In 1998, HUNG TO set up a wholly owned subsidiary Dongguan Jiaduobao Drink & Food Co., Ltd. (later renamed as Guangdong Jiaduobao Drink & Food Co., Ltd. (JDB) in 2000), to produce and market the Wong Lo Kat herbal tea products under the red can design.
The trademark license between GPH and HUNG TO was renewed in 2000 until 2 May 2010.
In 2003, HUNG TO invested heavily to place the Wang Lao Ji commercials during the prime times of the CCTV television channels, for ten years.
In 2003, on the occasion of a lawsuit brought by JDB against a local infringer, the Wang Lao Ji herbal tea was recognized as a “famous commodity” and its red can packaging qualified as “peculiar packaging of a famous commodity” as provided in Article 5 of the Anti-Unfair Competition Law (first instance Foshan Intermediate Court and the second instance Guangdong High Court).
However, in 2005, the situation started to become shaky for JDB: it was found that Li Yiming, GPH General Manager, had received a bribe of 3 million HK dollars from Chan Hung To, as an incentive to renew the license agreement in 2000.
JDB still continued to promote the Wong Lo Kat products and the company established itself at the top of the sales of canned drinks in China since 2008.

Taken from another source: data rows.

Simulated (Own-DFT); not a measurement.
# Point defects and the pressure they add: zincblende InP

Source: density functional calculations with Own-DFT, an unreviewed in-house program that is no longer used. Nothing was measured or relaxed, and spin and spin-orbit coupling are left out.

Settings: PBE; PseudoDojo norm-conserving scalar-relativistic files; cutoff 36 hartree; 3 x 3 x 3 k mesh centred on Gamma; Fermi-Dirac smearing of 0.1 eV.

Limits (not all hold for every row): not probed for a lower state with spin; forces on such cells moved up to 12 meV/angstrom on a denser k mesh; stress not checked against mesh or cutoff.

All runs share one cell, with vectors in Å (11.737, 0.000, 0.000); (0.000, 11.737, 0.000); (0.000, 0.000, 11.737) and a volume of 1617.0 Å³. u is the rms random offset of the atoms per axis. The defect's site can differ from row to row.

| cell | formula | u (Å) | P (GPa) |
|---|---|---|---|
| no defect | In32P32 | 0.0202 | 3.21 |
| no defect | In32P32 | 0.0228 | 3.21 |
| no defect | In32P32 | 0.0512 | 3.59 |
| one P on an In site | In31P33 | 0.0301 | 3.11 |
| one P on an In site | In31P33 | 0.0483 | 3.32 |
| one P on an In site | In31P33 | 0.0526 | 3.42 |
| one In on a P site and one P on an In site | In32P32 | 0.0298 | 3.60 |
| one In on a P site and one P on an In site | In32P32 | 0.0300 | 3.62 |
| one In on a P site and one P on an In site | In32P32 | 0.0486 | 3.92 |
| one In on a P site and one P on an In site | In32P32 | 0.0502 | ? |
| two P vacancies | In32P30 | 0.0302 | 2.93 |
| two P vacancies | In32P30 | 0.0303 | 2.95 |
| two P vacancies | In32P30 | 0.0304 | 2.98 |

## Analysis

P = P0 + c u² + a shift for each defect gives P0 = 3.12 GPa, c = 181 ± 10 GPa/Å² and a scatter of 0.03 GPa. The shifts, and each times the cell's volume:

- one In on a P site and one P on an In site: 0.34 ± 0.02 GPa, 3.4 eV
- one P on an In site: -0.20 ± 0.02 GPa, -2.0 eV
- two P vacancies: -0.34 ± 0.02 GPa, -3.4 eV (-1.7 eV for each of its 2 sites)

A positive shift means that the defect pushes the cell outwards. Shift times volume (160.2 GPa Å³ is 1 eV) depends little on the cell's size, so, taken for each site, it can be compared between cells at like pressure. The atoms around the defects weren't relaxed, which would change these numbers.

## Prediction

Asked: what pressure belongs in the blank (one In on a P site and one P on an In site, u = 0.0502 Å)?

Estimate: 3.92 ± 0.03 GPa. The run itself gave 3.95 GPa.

However, in April 2011 (six years after the discovery of the bribes) GPH decided to terminate the license agreement. Since JDB did not agree, GPH filed an arbitration complaint with the China International Economic and Trade Arbitration Commission (CIETAC). It argued that the renewed contracts signed by Li Yimin had been influenced by bribes and were therefore invalid.
JDB felt the danger and in December 2011, started marketing a red-can herbal tea bearing “Wang Lao Ji” on one side and “Jiaduobao” on the other (both in mandarin).
In May 2012, JDB launched a red-can herbal tea bearing only the “Jiaduobao” mark on both sides.
On 9 May 2012, the CIETAC ruled that the two additional trademark license contracts were invalid. Therefore, the valid trademark agreement had expired on 2 May 2010, and HUNG TO and its subsidiary JDB had no right to use the “Wong Lo Kat” Chinese trademark after that date.
Immediately, in May 2012, GPH licensed its subsidiary Guangdong Wanglaoji Grand Health Co., Ltd. to exclusively use the “Wang lao Ji” mark using the red can.
Red can version Wong Lo Kat produced by GPH
The issue at stake was the red can.
In July 2012, JDB sued GPH before the Beijing No.1 Intermediate Court, asking for an injunction to stop the use of the red can design and claiming damages for an amount of RMB 3.096 million.
Meanwhile, GPH arguing that the design was inseparable from the trademark, also sued JDB, but before the Guangzhou Intermediate Court, and asked for an injunction to stop using the red can design and damages for RMB 150 million.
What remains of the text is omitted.